How deep does the snow have to be to open an average trail. I know every trail is different, and probably each trail has different requirements caused by unevenness, stumps, rocks, undergrowth that may not be cut down fully, etc. I was watching a groomer moving snow around on the upper portion of the terrain park at Crotched when I was there on the 31st and it seemed they were not going to have enough to make it skiable because of the drainage ditches running across the trail in a few places.
Camelback has been blowing snow on some trails and not grooming it out during this warm snap. They claim that the snow in piles will last longer due to refrigeration and will groom it out with the resumption of colder weather.

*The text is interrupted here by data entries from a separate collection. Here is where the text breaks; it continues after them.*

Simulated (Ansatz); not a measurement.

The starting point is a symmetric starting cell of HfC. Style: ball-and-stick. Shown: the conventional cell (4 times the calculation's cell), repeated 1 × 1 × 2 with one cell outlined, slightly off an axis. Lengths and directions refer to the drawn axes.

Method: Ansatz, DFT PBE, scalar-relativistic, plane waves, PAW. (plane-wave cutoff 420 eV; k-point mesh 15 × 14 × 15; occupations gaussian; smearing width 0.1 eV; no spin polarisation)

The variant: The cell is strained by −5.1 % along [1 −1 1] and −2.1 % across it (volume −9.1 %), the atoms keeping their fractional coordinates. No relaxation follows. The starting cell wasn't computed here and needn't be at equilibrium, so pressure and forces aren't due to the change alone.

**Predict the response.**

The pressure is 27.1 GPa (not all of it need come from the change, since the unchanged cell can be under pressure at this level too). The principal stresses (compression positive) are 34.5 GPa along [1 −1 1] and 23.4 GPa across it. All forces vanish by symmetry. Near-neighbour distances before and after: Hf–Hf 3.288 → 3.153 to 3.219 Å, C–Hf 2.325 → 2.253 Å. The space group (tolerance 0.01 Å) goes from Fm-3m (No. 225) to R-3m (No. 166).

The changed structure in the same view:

Having hiked a few of the slopes at Crotched for lift evac practices, etc, the slopes are in really nice shape for only having been cleared less than four years ago.
The snowmakers at crotched dumped far more snow Galaxy, Meteor, and Plutos than was really needed to open them. Having drilled holes for signage, the based depth really was 18+ inches. This allowed them to maintain very good cover during some pretty snow-hostile weather, including building a big kicker for a freestyle competition.
I guess the point I'm making is just hitting the minimum and moving onto another trail isn't always the best strategy.
As for the minimum, it depends on the area. In the west, some places need several feet of snow to cover the rocks. In the midwest, some areas plant rye grass and let it grow to about a foot. Before the season starts the grass is rolled to provide a "p-tex friendly" natural ground barrier. At those areas, a few inches of natural snow often will suffice.
i would imagine different ski areas have different standards. are you specifically wondering about snow making and grooming or any trail including natural snow ungroomed?
generally, ungroomed natural snow has lower base depth requirements than man made. some areas will open trails on as little as 6-12" of fresh depending upon consistency whereas other areas would want twice as much. additionally it would depend on what that snow is covering up and how thin the cover is. two to three feet is a good rule of thumb for the woods.
I would say that it depends on the surface of the trail. For example, Okemo opened Upper Mountain Road the other day, with no snowmaking. However, under that is a paved road. That is the only non snowmaking trail Okemo has open right now. I guess it also depends on standards for example Stratton vs. Mad River Glen.
like stated before, it all depends on whats underneath. at the local ski hill i work at, we opend trails with only 6 inches of snow. this is on a slope which has mowed grass and no rocks. other slopes it can take up too 2-3 feet.